The gradient points in the direction of steepest ascent

More generally, the operation of an inner product $ \left \langle -, v \right \rangle$ is geometrically the size of the projection of the argument onto $ v$ (scaled by the size of $ v$), and projections of a vector $ w$ onto different directions than $ w$ can only be smaller in magnitude than $ w$. Another way to see this is to know the “alternative” formula for the dot product

$$\displaystyle \left \langle v,w \right \rangle = \left \| v \right \| \left \| w \right \| \cos(\theta)$$

where $ \theta$ is the angle between the vectors (in $ \mathbb{R}^n$). We might not know how to get that angle, and in this post we don’t care, but we do know that $ \cos(\theta)$ is between -1 and 1. And so if $ v$ is fixed and we can’t change the norm of $ w$ but only its direction, we will maximize the dot product when the two vectors point in the same direction, when $ \theta$ is zero.
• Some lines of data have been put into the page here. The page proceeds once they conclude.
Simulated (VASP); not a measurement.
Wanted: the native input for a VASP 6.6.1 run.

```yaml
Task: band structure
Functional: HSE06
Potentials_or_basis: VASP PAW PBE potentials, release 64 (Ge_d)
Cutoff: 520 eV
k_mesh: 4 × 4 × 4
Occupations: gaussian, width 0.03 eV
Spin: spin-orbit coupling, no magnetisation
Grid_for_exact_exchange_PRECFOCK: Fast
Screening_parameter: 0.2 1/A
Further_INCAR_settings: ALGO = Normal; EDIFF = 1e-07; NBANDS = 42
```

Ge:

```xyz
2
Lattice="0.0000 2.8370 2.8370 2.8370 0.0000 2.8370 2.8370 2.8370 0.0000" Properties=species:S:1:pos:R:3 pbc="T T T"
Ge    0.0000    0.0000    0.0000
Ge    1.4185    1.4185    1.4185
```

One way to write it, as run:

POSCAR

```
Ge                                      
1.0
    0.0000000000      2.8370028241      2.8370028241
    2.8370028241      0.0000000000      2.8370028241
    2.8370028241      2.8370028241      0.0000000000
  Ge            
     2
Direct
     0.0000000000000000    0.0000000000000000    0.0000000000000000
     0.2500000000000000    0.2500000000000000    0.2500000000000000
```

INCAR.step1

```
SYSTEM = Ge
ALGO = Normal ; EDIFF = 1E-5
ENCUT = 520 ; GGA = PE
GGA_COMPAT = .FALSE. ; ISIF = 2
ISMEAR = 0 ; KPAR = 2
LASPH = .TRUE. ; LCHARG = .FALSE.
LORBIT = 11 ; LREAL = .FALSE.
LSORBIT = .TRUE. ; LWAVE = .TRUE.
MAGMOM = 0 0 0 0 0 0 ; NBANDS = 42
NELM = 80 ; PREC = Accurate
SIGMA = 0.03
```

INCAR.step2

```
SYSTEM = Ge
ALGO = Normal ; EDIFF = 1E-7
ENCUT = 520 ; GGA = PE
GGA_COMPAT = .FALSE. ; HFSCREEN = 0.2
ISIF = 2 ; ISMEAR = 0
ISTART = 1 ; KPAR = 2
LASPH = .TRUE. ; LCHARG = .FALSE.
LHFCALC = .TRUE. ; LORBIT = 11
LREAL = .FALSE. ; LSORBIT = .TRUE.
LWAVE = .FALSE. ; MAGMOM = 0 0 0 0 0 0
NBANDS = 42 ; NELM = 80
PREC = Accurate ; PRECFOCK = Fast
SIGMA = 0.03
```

All of this is just to say that the gradient at a point can be interpreted as having a specific direction. It’s the direction of steepest ascent of the surface $ f$, and it’s size tells you how steep $ f$ is at that point. The opposite direction is the direction of steepest descent, and the orthogonal directions (when $ \theta = \pi /2$) have derivative zero.

Now what happens if we’re at a local minimum or maximum? Well it’s necessary that $ f$ is flat, and so by our discussion above the derivatives in all directions must be zero. It’s a basic linear algebra proof to show that this means the gradient is the zero vector. You can prove this by asking what sorts of vectors $ w$ have a dot product of zero with all other vectors $ v$?

Now once we have a local max or a local min, how do we tell which? The answer is actually a bit complicated, and it requires you to inspect the eigenvalues of the Hessian of $ f$. We won’t dally on eigenvalues except to explain the idea in brief: for an $ n$ variable function $ f$ the Hessian of $ f$ at $ x$ is an $ n$-by-$ n$ matrix where the $ i,j$ entry is the value of $ (\partial f / \partial x_i \partial x_j )(x)$. It just so turns out that if this matrix has only positive eigenvalues, then $ x$ is a local minimum. If the eigenvalues are all negative, it’s a local max. If some are negative and some are positive, then it’s a saddle point. And if zero is an eigenvalue then we’re screwed and can’t conclude anything without more work.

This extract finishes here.